LIES THAT STUN YOU WITH
THEIR IMPERIAL IMPOSSIBILITY

He will sell you a mole hill at the market price of a mountain, and will lie it up to an altitude that will make it cheap at the money. If he is caught, he slips out of it with an easy indifference that has an unmistakable charm about it. (Laughter)

Every one of these Kanakas has at least a dozen mothers--not his own mothers, of course, but adopted ones. They adhere to the ancient custom of calling any woman "mother," without regard to her color or politics (laughter) that they happen to take a particular liking to. It is possible for each of them to have one hundred and fifty mothers--and even that number will allow a liberal stretch. This fact has caused some queer questions among people who didn't know any thing about it.

They are an odd sort of people, too. They can die whenever they want to. (Laughter.) That's a fact. They don't mind dying any more than a jilted Frenchman does.

WHEN THEY TAKE A NOTION TO DIE THEY DIE,

and it don't make any difference whether there is anything the matter with them or not, and they can't be persuaded out of it. When one of them makes up his mind to die, he just lies down and is just as certain to die as though he had all the doctors in the world hold of him! (Laughter.)

The people are particularly fond of dogs; not great, magnificent Newfoundlands, or stately mastiffs, or graceful greyhounds, but little, mean, contemptible curs that a white man would condemn to death on general principles. There is nothing about them to recommend them, so far as personal appearance is concerned. These people love these puppies better than they love each other, and a puppy always has plenty to eat, even if the rest of the family must go hungry. When the woman rides, the puppy sits in front; when the man rides, the puppy stands behind--he learns to ride horseback with the greatest ease. They feed him with their own hands, and fondle and pet, and caress him till he is a full grown dog.

AND THEN THEY KILL AND EAT HIM

Now, I couldn't do that. (Laughter.) I'd rather go hungry two days than eat an old friend that way. (Laughter.) There's something sad about that. (Laughter.) But perhaps I ought to explain that these dogs are raised entirely for the table and fed exclusively on a cleanly vegetable diet all their lives. Many a white citizen learns to throw aside his prejudices and eat of the dish. After all, it's only our own American sausage with the mystery removed. (Laughter.)

A regular native will eat anything--anything he can bite. It's a fact that he will eat a raw fish, fresh from the water, and he begins his meal, too, before the fish has breathed his last. Of course, it's annoying to the fish, but the Kanaka enjoys it.

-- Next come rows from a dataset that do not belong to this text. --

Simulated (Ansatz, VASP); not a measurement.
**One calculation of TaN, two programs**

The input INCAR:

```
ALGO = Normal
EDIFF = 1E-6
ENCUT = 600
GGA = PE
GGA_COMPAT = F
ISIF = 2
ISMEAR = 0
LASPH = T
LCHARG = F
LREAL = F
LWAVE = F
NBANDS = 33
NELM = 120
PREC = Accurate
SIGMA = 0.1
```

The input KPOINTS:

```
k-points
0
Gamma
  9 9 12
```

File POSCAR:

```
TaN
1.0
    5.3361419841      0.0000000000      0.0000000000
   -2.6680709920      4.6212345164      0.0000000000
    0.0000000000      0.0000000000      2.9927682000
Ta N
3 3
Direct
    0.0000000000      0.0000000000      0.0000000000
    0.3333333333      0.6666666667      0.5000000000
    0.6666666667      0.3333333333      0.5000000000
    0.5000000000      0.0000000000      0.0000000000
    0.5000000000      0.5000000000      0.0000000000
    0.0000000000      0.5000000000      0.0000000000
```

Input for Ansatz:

In olden times it used to be popular to call the Sandwich Islanders cannibals. But they were never cannibals. That's amply proven. There was one there, but he was a foreign savage, who stopped there for a while and did quite a business while he staid. He was a useful citizen, but had strong political prejudices and

USED TO SAVE UP A GOOD APPETITE
FOR JUST BEFORE ELECTION

so that he could thin out the Democratic vote. But he got tired of that and undertook to eat an old whaling captain for a change. That was too much for him. He had the crime on his conscience and the whaler on his stomach, and the two things killed him. He died. I don't tell this on account of its value as a historical fact (laughter) but simply on account of the moral which it conveys. I don't know that I know what moral it does have, still I know there must be a moral in it somewhere. I have told it forty or fifty times, and never got a moral out of it yet. (Laughter.)

With all these excellent and hospitable ways these Kanakas have some cruel instincts. They will put a live chicken in the fire just to see it hop about. In the olden times

THEY USED TO BE CRUEL TO THEMSELVES.

They used to tear their hair and burn their flesh, shave their heads, knock out an eye or a couple of front teeth, when a great person or a king died--just to testify to their sorrow, and if their grief was so sore that they couldn't possibly bear it, they would go out and scalp their neighbor, or burn his house down. And they used to bury some of their children alive when their families were inconveniently large. But the missionaries have broken all that up now.

These people do nearly everything wrong end first. They buckle the saddle on the right side which is the wrong side; men mount a horse on the wrong side; they turn out on the wrong side to let you go by; they use the same word to say "good-bye" and "good morning"; they use "yes" when they mean "no"; the women smoke more than the men do; when they beckon to you to come toward them they always motion in the opposite direction; they dance at funerals, and drawl out a dismal sort of a dirge when they are peculiarly happy. In their playing of

THE NOBLE AMERICAN GAME OF "SEVEN UP,"

that's a game, well, I'll explain that by-and-by. Some of you, perhaps, know all about it, and the rest must guess (laughter)--but, in their playing of that really noble and intellectual game the dealer deals to his right instead of to his left, and what is insufferably worse--the ten always takes the ace! (Prolonged laughter.) Now, such abject ignorance as that is reprehensible, and, for one, I am glad the missionaires have gone there. (Laughter.)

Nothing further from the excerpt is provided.